Sending a holiday photo to family and friends has become a yearly tradition for many of us, who shoot it ourselves using a high-end camera such as the Panasonic Lumix DMC-GX7K SLR-like, $1,000, an inexpensive basic subcompact, such as the Nikon Coolpix S6500, $180, or even a smart phone or tablet.

But why settle for just one photo? Impress everyone with a multimedia slideshow (which is actually a short video file) instead. Here's one I created to demonstrate what you can achieve in a relatively short amount of time, about two or three hours. I used photo-organizing and -editing software, Adobe Photoshop Elements 9 to create the slideshow and Apple's Garageband iPad app to record an original song, “Holiday Photo Blues,” which I wrote just for the occasion!

Like most software, Photoshop Elements includes lots of tools and settings for things suchh as changing the speed at which images scroll by and the length and type of transitions between images. You can make your slideshow as simple or sophisticated as you want. For instance, at the beginning of my slide show, a photo seems to disintegrate as another materializes to take its place. In other instances, it looks as if one image is pushed off the screen by another or a pinwheel effect is used between two photos.

There are other effects that I chose not to use: I didn't use the "apply pan & zoom to all slides" feature. In this setting, the software will either zoom in or zoom out a little bit on each photo, which adds additional movement to the slideshow. It's the sort of effect that the film maker Ken Burns often uses in his documentaries when presenting old photographs.

For more ideas on photography and how to choose a digital camera, check out our buying guide.

Here are other things you'll want to consider.
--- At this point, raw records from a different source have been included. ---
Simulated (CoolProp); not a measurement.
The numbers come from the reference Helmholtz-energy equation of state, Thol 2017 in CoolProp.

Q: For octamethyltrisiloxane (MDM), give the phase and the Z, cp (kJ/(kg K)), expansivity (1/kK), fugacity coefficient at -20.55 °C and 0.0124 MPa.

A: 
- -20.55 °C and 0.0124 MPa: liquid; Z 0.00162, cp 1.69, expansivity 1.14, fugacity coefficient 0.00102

  • Choose a software or mobile app to create your slideshow. I used Adobe Photoshop Elements 9, but there are other digital-imaging software programs you could use, including Cyberlink PhotoDirector or, if you have a Mac computer, Apple's iPhoto software (which is free, since it comes pre-installed on your Mac computer). There are mobile apps too: Apple has an iPhoto app and there are many others available, such as ProShow's Web Slideshow Creator.
  • Consider what media you'll use. Are you going to work only with photos, or do you want to add short video clips? Do you want to add music, text, graphics, etc?
  • Decide which photos or media to use. Sort through your digital collection to find the right images. If you don’t have an image in digital form, you can scan or photograph prints to digitize them, as I did with the first two images I used for this holiday slideshow.
  • Take time to understand the various software or mobile app tools. No matter what software or app you use, you'll need to spend some time figuring out how the various tools, features, and settings work. For example, because my final audio file (my song) wasn't recognized by Photoshop Elements, I had to use another audio software program to convert it to a type of audio file it would accept (a .WAV file instead of an .M4A file). Here's a tip in case you get stuck: Search for your problem in Google or another search engine if the help in the app or software isn't clear or useful.
  • Determine how you want to distribute your slideshow. One of the final steps you'll want to figure out is how and where you want to distribute your file. For instance, will you burn it to a DVD or other type of disc? Or do you simply want to post it to YouTube, Facebook, or other social networking site? Most software and apps will give you several options. I output my slideshow to the best resolution and frame rate possible, even when I'm just posting to a social networking site, which tends to compress videos. For this project, I posted my holiday slideshow on YouTube, which I could share with friends and family quickly and easily.

Give it a try and have fun. A slideshow is a great way to share special moments during the holiday season.